Today’s post is from a compliance professional who wishes to remain anonymous.
When you’re the Chief Compliance Officer (“CCO”) of a company that ends up in the middle of one of “those” all-encompassing FCPA investigations (as if there’s any other kind), people often want to know . . . what is it like? How does it feel to be at ground zero of pure FCPA adrenaline? This is my answer, based on my repeated experiences. I wish I could say it just happened once. This is also based on my discussions with other CCOs.
It’s a rollercoaster with few ups and a lot of downs.
There’s that moment at the beginning when you know something is wrong. Usually you know it’s not going to be trivial. So you dig a bit more. Or have someone else dig a bit more. Somewhere along the line, it strikes you. This is going to be big. Very big. We can just call that the “oh crap” moment. Every CCO I know has had at least one.
You feel a rush. An excitement. It’s what you’ve trained for, and read about. And now it’s happening. But there is invariably, immediately, a sense of dread. Depending on the size of the issue and the seniority of the people involved, that sense of dread can range from a knot in the stomach to downright nausea. Will the C-suite management understand it? (Do you even have the ear of the C-suite management?) Will they do the “right thing”?
You know exactly what should happen next. You should get on the phone with your favorite skilled, independent investigations counsel. But before you can do that, you have to be a salesman. You need to convince someone (sometimes the CEO, sometimes the General Counsel, sometimes a non-executive director) that this is something. Or at the very least, it’s not nothing. With any luck, you can make them see sense. Most of the time, they’ve never been through this. The education process can be slow and tedious.
You know who the right counsel are . . . but not so fast. You don’t have the budget. Many times, you don’t even have the ability to hire outside counsel without the approval of your General Counsel. Do you have the GC’s backing? Do they see compliance as a help or as a nuisance? Do they believe you when you say this needs independent investigation? Or do they think you’re just being alarmist? What if the GC (or someone else) wants to investigate themselves? Or hire the go-to corporate counsel? Or hire their buddy, the jovial law school classmate of the GC who has never actually done an investigation but, really, how hard can it be? You have to explain – calmly, rationally and often repeatedly – why that just isn’t the right thing to do.
In the meantime, a clock may be ticking. The company may be facing a quarterly SEC filing or the signing of a deal contract or the receipt of monies on the deal. All of these have implications. All of your powers of (gentle) persuasion are brought to bear.

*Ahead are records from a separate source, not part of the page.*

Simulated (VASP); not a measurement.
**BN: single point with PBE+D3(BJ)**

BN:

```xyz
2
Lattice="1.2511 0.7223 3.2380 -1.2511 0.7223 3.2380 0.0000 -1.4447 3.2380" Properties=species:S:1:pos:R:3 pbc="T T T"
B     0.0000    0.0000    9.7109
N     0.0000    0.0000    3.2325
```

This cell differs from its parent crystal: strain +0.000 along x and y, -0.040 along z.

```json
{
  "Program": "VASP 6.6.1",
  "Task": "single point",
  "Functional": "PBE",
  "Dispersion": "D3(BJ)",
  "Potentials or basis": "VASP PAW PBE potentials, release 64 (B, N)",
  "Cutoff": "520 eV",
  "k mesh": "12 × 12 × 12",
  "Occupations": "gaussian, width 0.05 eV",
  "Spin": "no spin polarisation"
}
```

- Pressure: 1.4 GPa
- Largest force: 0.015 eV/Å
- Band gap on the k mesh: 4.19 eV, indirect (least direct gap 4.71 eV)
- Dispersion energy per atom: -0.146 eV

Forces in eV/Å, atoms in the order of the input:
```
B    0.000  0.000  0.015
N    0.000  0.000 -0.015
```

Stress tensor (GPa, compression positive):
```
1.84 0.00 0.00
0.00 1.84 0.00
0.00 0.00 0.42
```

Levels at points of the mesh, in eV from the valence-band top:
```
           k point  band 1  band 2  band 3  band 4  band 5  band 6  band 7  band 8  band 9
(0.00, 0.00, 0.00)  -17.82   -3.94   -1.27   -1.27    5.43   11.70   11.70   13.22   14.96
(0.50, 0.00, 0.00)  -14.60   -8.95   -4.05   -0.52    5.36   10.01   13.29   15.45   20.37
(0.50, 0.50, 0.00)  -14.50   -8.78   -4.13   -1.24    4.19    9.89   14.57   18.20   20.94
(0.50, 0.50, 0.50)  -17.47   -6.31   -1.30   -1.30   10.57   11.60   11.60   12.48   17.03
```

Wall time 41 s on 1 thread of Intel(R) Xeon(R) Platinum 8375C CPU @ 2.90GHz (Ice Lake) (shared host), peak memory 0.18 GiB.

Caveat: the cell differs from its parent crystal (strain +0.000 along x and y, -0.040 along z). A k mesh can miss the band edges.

And your reward for all of this? If you’re lucky, they listen to you. The right outside counsel walks in the door and the matter rests in their capable hands. It’s a leap of faith to put something this sensitive in the hands of outside counsel. Or, more specifically, outside counsel’s judgment of when enough is enough. These issues always reach higher than you think.
More often than not, the legal group squeezes you out. Compliance, after all, is not generally part of legal. You may be kept in the loop, or you may be completely excluded. If you’re very lucky, you are kept abreast of what is happening and people seek out your guidance and opinion. But honestly? Don’t hold your breath. Particularly if this all results in a report to a regulator, you’ll definitely be pushed to the side. Privilege is held in a tight circle that doesn’t generally include you. So just go back to your office and keep the compliance program moving along.
What if you’re not lucky? What if you can’t get anyone to understand? What if the issue is too subtle, or involves too senior a salesperson (they bring in the revenue, after all) or too important a client? Not many can just stake out the moral (and legal) high ground and resign. Sometimes the situation is that bad, or you have regulatory obligations, and you’re forced into that decision. I know a brave few who have actually done that. Put yourself in their shoes. Think what it would mean for yourself and your family to walk away from a steady (and often healthy) paycheck. What a price to pay for your convictions.
It’s far more common that you hold your tongue and bide your time. You find a way to rationalize the situation. You compromise. Being a CCO is, above all else, about compromise. Does that surprise or appall lawyers in private practice or working for the government? It shouldn’t. Good CCOs are always “commercial” (whatever that is supposed to mean). As a CCO, you’re being “business friendly.” Or, to be less cynical, you’re doing your job. You’re there to balance the company’s interests with the legal requirements.
But mostly you hope and pray that you’ve done the right thing. And that a regulator never second guesses your actions. That seems to be happening more and more. I know too many CCOs who are being subpoenaed to give testimony and defend their actions in front of regulators. Sometimes as witnesses, but sometimes (rarely) as suspects. So much for regulators seeing CCOs as the guys in the white hats.
Even if the (right) lawyers do come in and they investigate, you hope that you didn’t raise a false alarm. Then you hope none of your friends in the business were involved (CCOs always have friends in the business). And when it turns out you were exactly right, and it really was worse than what you thought, it’s a hollow victory. People lose their jobs. People that you know and sometimes people that you like and who weren’t malicious or evil. They were just doing their jobs and got caught up in the tide. Sometimes they are sued or brought up on criminal charges. The rest of the company is left in a state of shock. You may have been trained to spot a FCPA issue when it arises, but there’s very little training on how to deal with the human element. It is far and away the worst part of the job.